As part of our 2018 Venice Architecture Biennale coverage we present the proposal for the British Pavilion. Find the curator statement below.
The British Pavilion for the 2018 Venice Biennale, entitled 'Island', was curated by Stirling Prize-winning Carusco St John Architects, working in collaboration with artist Marcus Taylor. Responding to the Biennale theme of ‘Freespace’ set by curators Yvonne Farrell and Shelley McNamara of Grafton Architects, ‘Island’ sees the construction of a new public piazza on the roof of the British Pavilion, leaving the building below empty of exhibits.
At the piazza's centre, the Pavilion’s roof protrudes upwards through the floor to represent both an island, and an undiscovered world beneath. The programme for the British Pavilion sees a series of events including poetry, performance, film and debate, all interpreting interpretations of ‘Island’ and ‘Freespace’.
But we see clouds like furious ink / Thick liquid sinks and whips the wind. Pitch shifted rumble screams from a swollen grin / There’s a big storm rolling in - 'Brews' by Kate Tempest, Let Them Eat Chaos
These lines could be a modern interpretation of the opening of the Tempest. Instead they are by the young British performance poet Kate Tempest, who eloquently navigates us through the architecture of daily life in Britain, in her album Let Them Eat Chaos. In Shakespeare’s play, Prospero’s invoked storm, and the washing up of the voyagers on an unnamed Mediterranean island, provides an encounter of old and new worlds. The voyagers are wrecked but unharmed.
The design for the British Pavilion for the 2018 Biennale responds to the theme of Freespace through the construction of a new public space on the roof of the original building. This elevated position offers visitors a popular meeting place, a unique and generous view out from the Giardini to the Lagoon, and a place of respite. The Pavilion itself is open to the public but empty, with just the peak of its tiled roof visible in the centre of the public space above, suggesting a sunken world beneath. The two spaces will host a programme of events including poetry, performance and film, as well as architectural debate. Neighbouring national pavilions will also be invited to hold their own events at the British Pavilion.

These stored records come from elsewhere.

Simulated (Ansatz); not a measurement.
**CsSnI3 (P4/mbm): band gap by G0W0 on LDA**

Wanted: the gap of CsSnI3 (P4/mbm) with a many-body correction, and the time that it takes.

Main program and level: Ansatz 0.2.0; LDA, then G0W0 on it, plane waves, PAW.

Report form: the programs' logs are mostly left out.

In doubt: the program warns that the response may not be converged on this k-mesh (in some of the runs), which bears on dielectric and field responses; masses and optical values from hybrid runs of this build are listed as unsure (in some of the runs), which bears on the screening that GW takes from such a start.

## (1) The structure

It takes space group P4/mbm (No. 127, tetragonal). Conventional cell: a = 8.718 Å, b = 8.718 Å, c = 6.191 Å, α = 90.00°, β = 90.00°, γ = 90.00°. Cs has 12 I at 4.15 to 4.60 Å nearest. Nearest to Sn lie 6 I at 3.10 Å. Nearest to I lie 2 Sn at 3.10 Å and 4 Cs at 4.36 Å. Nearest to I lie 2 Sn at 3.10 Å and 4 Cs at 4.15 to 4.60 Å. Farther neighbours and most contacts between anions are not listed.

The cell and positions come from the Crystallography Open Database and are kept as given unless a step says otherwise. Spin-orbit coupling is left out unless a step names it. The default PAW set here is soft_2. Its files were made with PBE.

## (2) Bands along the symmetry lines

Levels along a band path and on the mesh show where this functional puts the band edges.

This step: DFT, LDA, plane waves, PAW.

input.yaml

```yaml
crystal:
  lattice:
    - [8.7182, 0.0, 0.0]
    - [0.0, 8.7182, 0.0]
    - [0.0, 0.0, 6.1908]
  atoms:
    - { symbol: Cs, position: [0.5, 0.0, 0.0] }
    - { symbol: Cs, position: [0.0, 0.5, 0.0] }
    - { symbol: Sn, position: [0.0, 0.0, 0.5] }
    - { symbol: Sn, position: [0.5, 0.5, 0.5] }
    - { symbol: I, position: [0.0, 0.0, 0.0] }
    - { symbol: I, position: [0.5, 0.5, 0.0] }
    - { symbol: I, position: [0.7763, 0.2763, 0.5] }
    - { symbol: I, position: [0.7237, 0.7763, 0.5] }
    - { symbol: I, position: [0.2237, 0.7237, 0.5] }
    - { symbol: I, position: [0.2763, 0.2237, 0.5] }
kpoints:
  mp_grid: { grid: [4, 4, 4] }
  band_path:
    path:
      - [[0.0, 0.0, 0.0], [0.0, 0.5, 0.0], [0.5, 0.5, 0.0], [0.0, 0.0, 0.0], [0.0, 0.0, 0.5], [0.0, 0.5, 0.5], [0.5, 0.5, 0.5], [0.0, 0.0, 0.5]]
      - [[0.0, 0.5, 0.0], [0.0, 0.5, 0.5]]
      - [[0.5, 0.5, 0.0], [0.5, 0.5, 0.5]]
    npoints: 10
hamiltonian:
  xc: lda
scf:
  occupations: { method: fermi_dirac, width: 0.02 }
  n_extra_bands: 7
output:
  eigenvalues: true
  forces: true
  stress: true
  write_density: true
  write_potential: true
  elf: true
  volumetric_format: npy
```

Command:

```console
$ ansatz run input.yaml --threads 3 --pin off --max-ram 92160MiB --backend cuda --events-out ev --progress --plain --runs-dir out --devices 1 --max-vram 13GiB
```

Be not afeard; the isle is full of noises, Sounds and sweet airs, that give delight and hurt not - Caliban in 'The Tempest' by William Shakespeare, Act 3 Scene 2
There will be many ways to interpret the experience of visiting Island, the 2018 British Pavilion. An island can be a place of both refuge and exile. The state of the building, which will be completely covered with scaffolding to support the new platform above, embraces many themes; including abandonment, reconstruction, sanctuary, Brexit, isolation, colonialism and climate change. A simple interpretation would be to see the layout as having an above and below, heaven and hell, future and past. This is not the intention. At times the situation could be the reverse, where the abandoned pavilion becomes a sanctuary during oppressive heat or a storm.
In the empty pavilion, the whole history of the place can be told. The galleries are resonant with the marks, stories and ideas of the exhibitors and audiences who have passed through the building at previous Biennales. The building itself, opened in 1897 as a tea house within the Giardini, and adapted for use as the British Pavilion at the 1909 Biennale, represents a moment in time when the world was divided along colonial lines. It has stood through two world wars, fascism, the formation of the European Community, the fall of communism and now major concerns of climate change and rising sea levels, Venice being a city more vulnerable than most. These are challenges for all of us, the way we build, design cities, consume and live our lives.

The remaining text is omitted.